This series implements SBI PMU improvements done in SBI v2.0[1] i.e. PMU snapshot
and fw_read_hi() functions.
SBI v2.0 introduced PMU snapshot feature which allows the SBI implementation
to provide counter information (i.e. values/overflow status) via a shared
memory between the SBI implementation and supervisor OS. This allows to minimize
the number of traps in when perf being used inside a kvm guest as it relies on
SBI PMU + trap/emulation of the counters.
The current set of ratified RISC-V specification also doesn't allow scountovf
to be trap/emulated by the hypervisor. The SBI PMU snapshot bridges the gap
in ISA as well and enables perf sampling in the guest. However, LCOFI in the
guest only works via IRQ filtering in AIA specification. That's why, AIA
has to be enabled in the hardware (at least the Ssaia extension) in order to
use the sampling support in the perf.
Here are the patch wise implementation details.
PATCH 1,6,7 : Generic cleanups/improvements.
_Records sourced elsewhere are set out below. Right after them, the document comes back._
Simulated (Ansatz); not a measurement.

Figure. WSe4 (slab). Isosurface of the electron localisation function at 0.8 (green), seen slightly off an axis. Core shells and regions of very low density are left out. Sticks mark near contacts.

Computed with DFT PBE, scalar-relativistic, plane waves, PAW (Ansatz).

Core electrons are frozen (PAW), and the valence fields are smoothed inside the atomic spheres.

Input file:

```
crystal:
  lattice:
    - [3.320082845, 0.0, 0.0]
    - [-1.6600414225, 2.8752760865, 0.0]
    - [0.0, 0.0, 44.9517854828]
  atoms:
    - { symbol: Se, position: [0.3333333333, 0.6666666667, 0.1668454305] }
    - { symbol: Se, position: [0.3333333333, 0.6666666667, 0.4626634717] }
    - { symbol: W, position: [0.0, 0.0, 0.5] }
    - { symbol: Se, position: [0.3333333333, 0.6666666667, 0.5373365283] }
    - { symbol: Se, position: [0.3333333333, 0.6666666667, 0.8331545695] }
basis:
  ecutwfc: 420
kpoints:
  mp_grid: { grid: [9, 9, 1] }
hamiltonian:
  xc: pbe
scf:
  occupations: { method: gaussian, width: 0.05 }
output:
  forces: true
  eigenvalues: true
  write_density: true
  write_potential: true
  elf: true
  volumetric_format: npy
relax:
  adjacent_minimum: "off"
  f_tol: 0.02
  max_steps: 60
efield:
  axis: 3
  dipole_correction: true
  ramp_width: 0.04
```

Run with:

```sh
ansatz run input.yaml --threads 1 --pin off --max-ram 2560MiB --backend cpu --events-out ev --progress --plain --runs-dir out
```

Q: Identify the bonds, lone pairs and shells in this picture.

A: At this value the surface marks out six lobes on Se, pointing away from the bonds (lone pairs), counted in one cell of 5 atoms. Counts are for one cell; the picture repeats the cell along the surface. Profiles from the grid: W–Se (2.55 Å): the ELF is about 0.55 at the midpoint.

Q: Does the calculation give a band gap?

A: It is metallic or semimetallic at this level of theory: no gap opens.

PATCH 2,3,10 : FW_READ_HI function implementation
PATCH 4-5: Add PMU snapshot feature in sbi pmu driver
PATCH 6-7: KVM implementation for snapshot and sampling in kvm guests
PATCH 11-15: KVM selftests for SBI PMU extension
The series is based on kvm-next and is available at:
https://github.com/atishp04/linux/tree/kvm_pmu_snapshot_v4
The series is based on kvm-riscv/queue branch + fixes suggested on the following
series
https://patchwork.kernel.org/project/kvm/cover/cover.1705916069.git.haibo1.…
The kvmtool patch is also available at:
https://github.com/atishp04/kvmtool/tree/sscofpmf
It also requires Ssaia ISA extension to be present in the hardware in order to
get perf sampling support in the guest. In Qemu virt machine, it can be done
by the following config.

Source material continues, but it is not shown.